Questioning DPS pension savings

Within the larger debate over how to restructure the DPS pension debt, there continues to be disagreement over whether the 2008 pension refinancing resulted in any savings to the district.

DPS Superintendent Tom Boasberg is unwavering in citing nearly $34 million that he contends was saved, and he is supported in documents provided by the district’s advisers.

Those show that funding the pension, absent the 2008 $750 million deal, would have cost $170.2 million through the end of December. But by entering into the agreement, the district instead spent $136.3 million – a difference of $33.9 million to the district’s advantage.

“That is $33 million in the bank, and will remain in the bank, at the time we re-fix the portion” under consideration in tonight’s vote, said board member Bruce Hoyt, an investment banker. “That will not be offset at all.”

However, in the refinancing now under consideration, if the board were to put one-third of its debt in fixed-rate investments, as DPS staff are recommending, the district would pay out $32.8 million in termination fees and other costs – very nearly matching the $33 million touted by Boasberg and others.

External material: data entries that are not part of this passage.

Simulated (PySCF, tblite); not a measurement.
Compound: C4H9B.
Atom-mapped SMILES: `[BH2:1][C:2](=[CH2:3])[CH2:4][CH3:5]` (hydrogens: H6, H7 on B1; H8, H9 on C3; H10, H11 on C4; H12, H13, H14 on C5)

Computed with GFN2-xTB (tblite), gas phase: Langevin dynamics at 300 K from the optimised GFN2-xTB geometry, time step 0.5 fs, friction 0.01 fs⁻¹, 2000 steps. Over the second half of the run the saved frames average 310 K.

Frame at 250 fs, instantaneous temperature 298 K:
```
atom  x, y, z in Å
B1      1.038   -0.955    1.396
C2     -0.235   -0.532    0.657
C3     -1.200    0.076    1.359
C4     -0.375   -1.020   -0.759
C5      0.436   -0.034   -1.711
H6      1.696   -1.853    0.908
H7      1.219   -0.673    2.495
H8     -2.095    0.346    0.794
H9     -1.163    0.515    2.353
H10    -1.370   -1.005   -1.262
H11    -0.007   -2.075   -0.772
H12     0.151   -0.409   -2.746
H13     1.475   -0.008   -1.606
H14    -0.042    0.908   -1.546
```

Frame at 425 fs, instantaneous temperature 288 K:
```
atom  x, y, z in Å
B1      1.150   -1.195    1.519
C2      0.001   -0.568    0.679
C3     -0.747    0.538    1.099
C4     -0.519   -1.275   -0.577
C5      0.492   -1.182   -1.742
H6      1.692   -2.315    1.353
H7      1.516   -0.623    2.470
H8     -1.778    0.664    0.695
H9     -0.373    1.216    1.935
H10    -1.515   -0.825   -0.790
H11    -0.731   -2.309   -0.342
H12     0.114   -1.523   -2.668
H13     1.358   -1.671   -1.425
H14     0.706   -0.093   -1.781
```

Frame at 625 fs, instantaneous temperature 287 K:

To lock in a fixed-rate on a larger portion of the debt will cost even more. By fixing one-half of the $750 million instead of one-third, as now appears likely, those termination fees and costs jump to $47.3 million.

But as long as the portion of the debt locked in by tonight’s vote is fixed below 8.5 percent – the rate at which DPS was being charged on its unfunded pension liabilities – Boasberg and others insist that nearly $34 million in savings are secured.

“If we didn’t have any of those (termination) costs, we’d be paying 7.2 percent,” said district Chief Operating Officer David Suppes. “But, because we have to add those in, the rate now becomes 8.34  percent.

“Is it more than we’re paying today? Yes.  But it’s less than we’d be paying otherwise. Otherwise, we’d be writing the check for 8.5 percent of our unfunded liability, which would be greater than it is, today.”

Count board member Jeannie Kaplan, who has publicly questioned all aspects of the original transaction after voting for it in April 2008, among the savings skeptics.

“I actually think we’ve lost a lot of money. I’m just not sure we’re going to be able to document it,” she said.

Invoking President Bill Clinton’s impeachment-era testimony about the true meaning of the word “is,” Kaplan said an answer to this question raises questions about the definition of the word “savings.”

“I have tried desperately to get it all figured out, and I can’t do it,” Kaplan said. “If you want to say it’s a wash, I guess you can do it. But one of the most frustrating parts of this entire 2008 transaction has been to get a handle on cost and interest and fees.

“I don’t believe that we have saved money in this transaction, and I think going forward, we need to be much more careful with public money,” she added.

Mary Seawell, the board’s treasurer and head of the its finance and audit committee, knows that not all of her colleagues accept that any savings have been achieved.

“I think there are other people who aren’t going to frame it that way,” she said. “I see both sides, and I don’t really think it matters. The cost is the cost, at the end of the day.”

Will there ever be consensus on a question that should, ideally, be a clear-cut matter of dollars and cents?

“Nope,” Seawell said, “and I’m just letting it go. I don’t want to spend one more minute on that discussion,” adding that wrestling with the pension refinancing “is probably the most difficult thing I’ve worked on as a board member, or ever will.”